I know the things I feel are not unique to Jews. Any member of any group seems to be an inherent representative. Barack Obama and Hillary Clinton are struggling with these issues as we speak in their Presidential campaigns. How can I convey my blackness without becoming too black? How can I be masculine and seem tough without losing touch with my feminine side?

Every time I hear of another Jew committing a crime of accentuating a stereotype, I become so disheartened. The Jack Abramoff scandal particularly shook me. Here were the Jews going at it again, the Elders of Zion controlling our political systems and hoarding all of our money. Yet again, we as Jews are not alone. Do you not think mainstream Islam had intensely pronounced antipathy towards the perpetrators of the 9/11 attacks, afraid the world would now see every Muslim as a terrorist? Was the Korean community not especially saddened by the events at Virginia Tech?

And yet, Jews continue to do wrong, and sometimes it seems as if other Jews do nothing to stop them. Michael Milken stole millions of dollars in the 1980’s and hundreds of Jewish charities have benefited. How can we expect moderate Muslims to speak out against extremism if we remain afraid to criticize our own?

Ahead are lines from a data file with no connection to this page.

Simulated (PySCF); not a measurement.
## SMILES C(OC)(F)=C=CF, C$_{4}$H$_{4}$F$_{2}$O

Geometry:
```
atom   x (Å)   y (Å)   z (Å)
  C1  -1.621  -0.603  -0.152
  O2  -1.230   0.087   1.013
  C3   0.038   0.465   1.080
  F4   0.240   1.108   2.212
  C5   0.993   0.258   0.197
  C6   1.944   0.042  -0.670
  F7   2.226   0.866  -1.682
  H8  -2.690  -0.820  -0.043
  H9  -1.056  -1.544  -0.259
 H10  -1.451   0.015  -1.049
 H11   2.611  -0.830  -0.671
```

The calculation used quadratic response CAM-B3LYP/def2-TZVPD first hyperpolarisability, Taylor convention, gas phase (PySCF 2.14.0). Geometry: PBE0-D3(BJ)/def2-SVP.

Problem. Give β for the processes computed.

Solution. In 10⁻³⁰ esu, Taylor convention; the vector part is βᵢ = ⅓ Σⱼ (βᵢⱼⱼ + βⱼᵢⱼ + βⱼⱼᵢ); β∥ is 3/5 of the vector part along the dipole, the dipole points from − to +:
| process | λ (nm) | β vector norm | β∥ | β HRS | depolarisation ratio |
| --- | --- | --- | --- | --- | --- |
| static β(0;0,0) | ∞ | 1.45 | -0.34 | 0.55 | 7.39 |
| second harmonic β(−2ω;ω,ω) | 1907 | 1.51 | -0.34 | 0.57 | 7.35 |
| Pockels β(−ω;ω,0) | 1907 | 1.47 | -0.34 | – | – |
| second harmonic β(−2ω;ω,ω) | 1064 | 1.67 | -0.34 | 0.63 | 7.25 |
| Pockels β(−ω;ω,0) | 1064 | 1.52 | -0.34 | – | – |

At our Seder this year, we certainly had an eclectic group of Jews. First and always foremost, there was my sister Abby. In some ways, Abby and I are exactly alike; bubbly by nature, friendly, and excessively undersized. Yet in other ways we could not be more different, not the least of which is in our approach to Judaism. I know Abby cares about being Jewish, and I know it is certainly a part of her identity. Yet I don’t think she seems to feel the same burden I do, the same burning desire to share who I am and what I believe in. We grew up in the same home, and we hold similar moral values, yet the weight on my shoulders is not as heavy to her. This is not to be critical of my sister, whom I love dearly and who is a much more wonderful person than I could ever hope to be. Rather it is to be self-inquisitive, wondering, unsure.

This year at our Seder we also had a member of our synagogue, Eli. Eli is a Holocaust survivor, hidden in a convent during the War. Eli, however, does not talk often about his experience. He is soft spoken, exhudes an attitude of overwhelming calm and contentedness. I have known Eli for 8 years and yet only when prompted by my father at Seder did I finally hear his story. Eli is willing to share. But he does not impose the tragedy he survived on others.

The Spevacks, who have been members of our extended family since well before my birth, also joined us for Seder. Jesse, the oldest son, is the epitome of a nice Jewish boy. Jesse graduated from the University of Michigan (GO BLUE), and initially thought that Law School would be his avenue of choice. High salaries and high lifestyle seemed just over the horizon. Yet Jesse decided that before he would give law school a whirl that he would give Teach or America a try, and he was placed at an inner city school in the Bronx, New York. After fulfilling his two year commitment, Jesse could have left and never looked back. But Jesse felt as if his first year had no been good enough. He did not feel he met his own criteria. So Jesse decided to stay for another year, and is currently rounding out year three and preparing for year four. I had the honor of watching Jesse work in his classroom before I left for Poland, and I was amazed at how skillfully he performs his job. He is engaged with his students and he enjoys his work, although its is certainly a daily struggle. Law School and big bucks will wait while Jesse changes the world.

It was seeing Jesse that I was reminded of an old Jewish teaching, “Tikkun Olam,” or fixing the world. I have always been struck by the fact that it does not say “Tikkun Yisrael,” or fix Israel or the Jews. We are given a moral imperative to make the world a better place for everyone. Why do we so often drop the ball?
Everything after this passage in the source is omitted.